Roza Otunbayeva is the President of Kyrgyzstan and is the first woman to hold a presidential office in the Commonwealth of Independent States. She is a passionate advocate of democracy who has successfully campaigned against government corruption and has strengthened democratic processes in her native Kyrgyzstan.

Ms. Otunbayeva was born in 1950 in the former USSR state of Kyrgyz – what is now Kyrgyzstan. In 1972, she graduated with a degree in philosophy from Moscow State University, where she proceeded to earn her doctorate and head the Department of Philosophy.

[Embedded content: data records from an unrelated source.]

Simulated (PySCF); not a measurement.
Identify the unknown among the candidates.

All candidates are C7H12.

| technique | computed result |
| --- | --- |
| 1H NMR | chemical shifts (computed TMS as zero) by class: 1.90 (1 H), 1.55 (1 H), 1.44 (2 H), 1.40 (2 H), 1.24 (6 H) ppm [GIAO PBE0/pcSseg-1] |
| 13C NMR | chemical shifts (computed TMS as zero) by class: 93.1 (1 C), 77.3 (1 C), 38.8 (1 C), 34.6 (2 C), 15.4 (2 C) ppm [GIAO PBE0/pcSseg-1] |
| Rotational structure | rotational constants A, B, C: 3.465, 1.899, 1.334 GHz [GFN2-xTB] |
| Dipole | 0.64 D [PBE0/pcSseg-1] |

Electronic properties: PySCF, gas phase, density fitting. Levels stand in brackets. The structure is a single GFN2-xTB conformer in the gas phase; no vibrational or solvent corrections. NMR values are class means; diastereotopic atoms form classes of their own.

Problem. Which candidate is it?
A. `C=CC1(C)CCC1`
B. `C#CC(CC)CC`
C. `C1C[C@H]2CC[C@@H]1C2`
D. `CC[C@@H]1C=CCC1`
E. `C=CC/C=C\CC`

In 1981, Ms. Otunbayeva launched her political career and quickly rose up the ranks of the Kyrgyz Community Party. She headed the USSR’s delegation to the United Nations Educational, Scientific and Cultural Organization (UNESCO), and also served as the Soviet Ambassador to Malaysia.

After Kyrgyzstan achieved its independence, Ms. Otunbayeva was selected to serve as both Foreign Minister and Deputy Prime Minster, and held those offices until her appointment as the country’s first ambassador to the United States and Canada. She later served as Kyrgyzstan’s ambassador to the United Kingdom.

In 2002, Ms. Otunbayeva was appointed Deputy Head of the United Nations Special Commission to Georgia. Two years later, she returned to Kyrgyzstan and founded the Ata-Jurt (“Fatherland”) Party, a main opposition group that spearheaded the 2005 Tulip Revolution, which resulted in the overthrow of President Akayev’s government and brought President Kurmanbek Bakiyev to power.

Ms. Otunbayeva played an instrumental role in a movement that pressed successfully for a new democratic constitution, and served as President Bakiyev’s acting foreign minister. When she perceived that President Bakiyev’s administration continued the corruption and nepotism the Tulip Revolution had hoped to dislodge from Kyrgyzstan, she broke ties with his administration. In late 2007, Ms. Otunbayeva was elected to Kyrgyzstan’s Parliament as a Social Democrat, and went on to head the main opposition group.

In 2010, Ms. Otunbayeva was tapped to lead a Kyrgyz interim government, following widespread rioting in Bishkek and the ousting of President Kurmanbek Bakiyev. As interim President, Ms. Otunbayeva strives to foster stability and democracy in Kyrgyzstan by introducing a series of reforms to strengthen civic freedoms.